I have plenty of negative things to say about Mitch McConnell, but he does know two things:
how to count votes and which way the wind is blowing.
Transcript from last night's Last Word with Lawrence O'Donnell, panelists John Nichols and Ruth Marcus:
LAWRENCE O'DONNELL: Devoted viewers of The Weather Channel know that a Category 3 hurricane has winds up to 129 miles per hour. A Category 4 goes up to 156 miles an hour. And a Category 5 is anything and everything above 156 miles per hour. Now, those are all deadly, destructive winds depending on how you get hit by them, from category 3 to 5.
Category 5 for sure, 4 for sure. And that is how Senate Majority Leader Mitch McConnell is now describing what Republicans are facing in this year's election. He told his paper in his home state of Kentucky. This is going to be a challenging election year. We know the wind is going to be in our face. We don't know whether it's going to be a category 3, 4 or 5. So he just knows it's going to be deadly. And he doesn't know how deadly. The Republican leader of the House of Representatives is so afraid of how big the blue wave is going to be, that Paul Ryan hasn't even announced that he will campaign for re-election for his own congressional seat in Wisconsin, which last night was the scene of the latest demonstration of the power of the big, blue wave.
Speaker of the House Paul Ryan is leading his Republican members into their re-election campaigns without announcing whether he himself is going to run for re-election to his seat in Wisconsin.

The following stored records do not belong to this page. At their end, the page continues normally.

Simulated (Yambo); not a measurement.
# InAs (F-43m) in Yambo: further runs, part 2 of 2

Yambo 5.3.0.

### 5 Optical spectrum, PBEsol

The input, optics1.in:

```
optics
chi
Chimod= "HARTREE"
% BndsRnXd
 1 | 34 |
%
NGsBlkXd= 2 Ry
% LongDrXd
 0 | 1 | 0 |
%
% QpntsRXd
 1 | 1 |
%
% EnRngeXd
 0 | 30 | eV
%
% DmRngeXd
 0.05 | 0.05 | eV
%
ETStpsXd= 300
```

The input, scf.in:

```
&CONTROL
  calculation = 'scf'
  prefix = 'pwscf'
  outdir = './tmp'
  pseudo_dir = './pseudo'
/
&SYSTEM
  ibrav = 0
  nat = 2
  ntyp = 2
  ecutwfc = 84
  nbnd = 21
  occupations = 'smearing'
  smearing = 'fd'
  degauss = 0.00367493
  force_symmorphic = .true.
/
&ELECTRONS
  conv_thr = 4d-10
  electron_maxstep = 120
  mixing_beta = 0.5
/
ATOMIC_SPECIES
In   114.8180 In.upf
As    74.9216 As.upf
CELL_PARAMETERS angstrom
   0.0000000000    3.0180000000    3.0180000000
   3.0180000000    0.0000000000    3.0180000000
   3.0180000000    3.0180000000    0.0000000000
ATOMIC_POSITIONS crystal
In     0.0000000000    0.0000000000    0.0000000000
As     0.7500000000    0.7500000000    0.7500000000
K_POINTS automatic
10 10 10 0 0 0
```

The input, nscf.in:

This is late on the calendar for a Speaker of the House to leave his members guessing of whether he is confident of his own election in his home district.
And Paul Ryan has more to be afraid of today than yesterday after last night's victory by Rebecca Dalla. She will join us to tell us how she did it... and it was not a squeaker. She beat her conservative opponent by 12 points. Last night Republican Governor of Wisconsin Scott Walker tweeted "Tonight's results show we are at risk of a blue wave in Wisconsin." Then he had to throw in a little speech about "the far left is driven by anger and hatred, we must counter it with optimism and organization. Let's share our positive story with voters." They did share last night and lost. It's the first time a Democrat won an open seat on the Wisconsin Supreme Court in 23 years and what did Paul Ryan, the Republican speaker of the House from Wisconsin tell his troops today to bolster their confidence?
Not one word from Wisconsin's own Paul Ryan about this major upset for Republicans in Wisconsin last night. Joining our discussion now, John Nichols, and Ruth Marcus. John, you're joining us from Wisconsin tonight?
JOHN NICHOLS: I am joining you from Madison, Wisconsin.
LAWRENCE: So tell us what happened in Wisconsin. This is, by the way, the second time the Republicans have seen an upset in an election in Wisconsin and the second time that Scott Walker has warned Republicans about a blue wave.
NICHOLS: Sure. What happened last night was something quite remarkable. As you noted in this officially nonpartisan race for state Supreme Court, you saw the candidate who was backed by unions and progressives, and essentially Democrats beat the candidate who was backed by Scott Walker, the NRA and a lot of business interests. It was a clearly defined race. The interesting thing in Wisconsin is, over the last quarter century really, the Republicans, the conservatives, have figured out how to win these races. They've gotten very, very good at winning not just open seat races but occasionally beating an incumbent who's more progressive. So for Scott Walker, this was supposed to be an easy one.
Instead, last night was devastating. It wasn't that she won by 12 points, as you pointed out, it was that she won in a campaign that he clearly established herself as a more progressive thinker than her opponent and she took on the NRA. She objected to her opponent's strong embrace of the NRA. And she won -- we'll see how the final counting goes but she won roughly half the counties in the state. That means she won rural counties. She won about two dozen counties that voted for Trump.
LAWRENCE: Ruth Marcus, what do you make of the Speaker of the House being silent about a big election outcome in Wisconsin?
RUTH MARCUS: If you don't have anything useful to say to your troops, why say anything at all?